Politicians and economists have lined up to attack chancellor George Osborne after Office for National Statistics data showed the UK economy shrunk by 0.3 per cent in Q4 2012.
UK gross domestic product had grown 0.9 per cent in Q3 2012 after a boost from the Olympics but concerns are now growing that the country may plunge into a triple-dip recession with negative growth in Q1 2013.
Shadow chancellor Ed Balls attacked Osborne and prime minister David Cameron of “dangerous complacency”.
He says: “Today is the moment when David Cameron and George Osborne’s complacency is completely exposed. These deeply disappointing figures expose just how dangerously complacent the prime minister was when he said last autumn that the ‘good news will keep coming’.
“Cameron and Osborne have been asleep at the wheel. They’ve spent the last six months obsessing about a referendum in five years’ time, not focusing on the problems in our economy today.”
National Institute of Economic and Social Research director Jonathan Portes also hit out at Osborne’s spending plans.
He says: “The main issue is not whether there is a double or triple dip recession but the trend of no growth over the last two years.
“It’s a combination of poor fiscal and financial policy from the Government and huge policy mistakes by EU Governments. Both have implemented bad policy and the interaction between the UK and EU is doing much of the damage.”
Osborne, who has spent the last two days at the World Economic Forum in Davos, told Sky News the figures were a reminder of the “difficult” economic situation caused by recession in the Eurozone and debt built up over many years.
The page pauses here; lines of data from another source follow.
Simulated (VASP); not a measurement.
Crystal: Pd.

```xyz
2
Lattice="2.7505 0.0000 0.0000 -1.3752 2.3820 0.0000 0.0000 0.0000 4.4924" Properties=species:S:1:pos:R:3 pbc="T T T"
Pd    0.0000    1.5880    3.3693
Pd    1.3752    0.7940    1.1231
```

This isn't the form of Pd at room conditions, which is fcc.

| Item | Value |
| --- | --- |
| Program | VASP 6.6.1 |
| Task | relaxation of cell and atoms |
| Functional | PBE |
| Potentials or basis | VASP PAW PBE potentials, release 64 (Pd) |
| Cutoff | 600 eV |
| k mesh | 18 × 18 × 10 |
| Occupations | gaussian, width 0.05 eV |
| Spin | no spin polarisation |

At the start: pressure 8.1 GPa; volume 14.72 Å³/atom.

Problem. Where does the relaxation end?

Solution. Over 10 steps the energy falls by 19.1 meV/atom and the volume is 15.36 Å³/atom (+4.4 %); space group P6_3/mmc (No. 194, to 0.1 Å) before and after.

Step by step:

He said: “Now we can either run away from those problems or we can confront them and I’m determined to confront them so we can go on creating jobs for the people of this country.”
Deputy prime minister Nick Clegg also admitted today that he regrets cutting capital expenditure so much. Labour seized on the remarks as the first admission of “serious mistakes”.
Yesterday International Monetary Fund chief economist Oliver Blanchard said the March Budget should be used to “take stock” of spending plans and end austerity.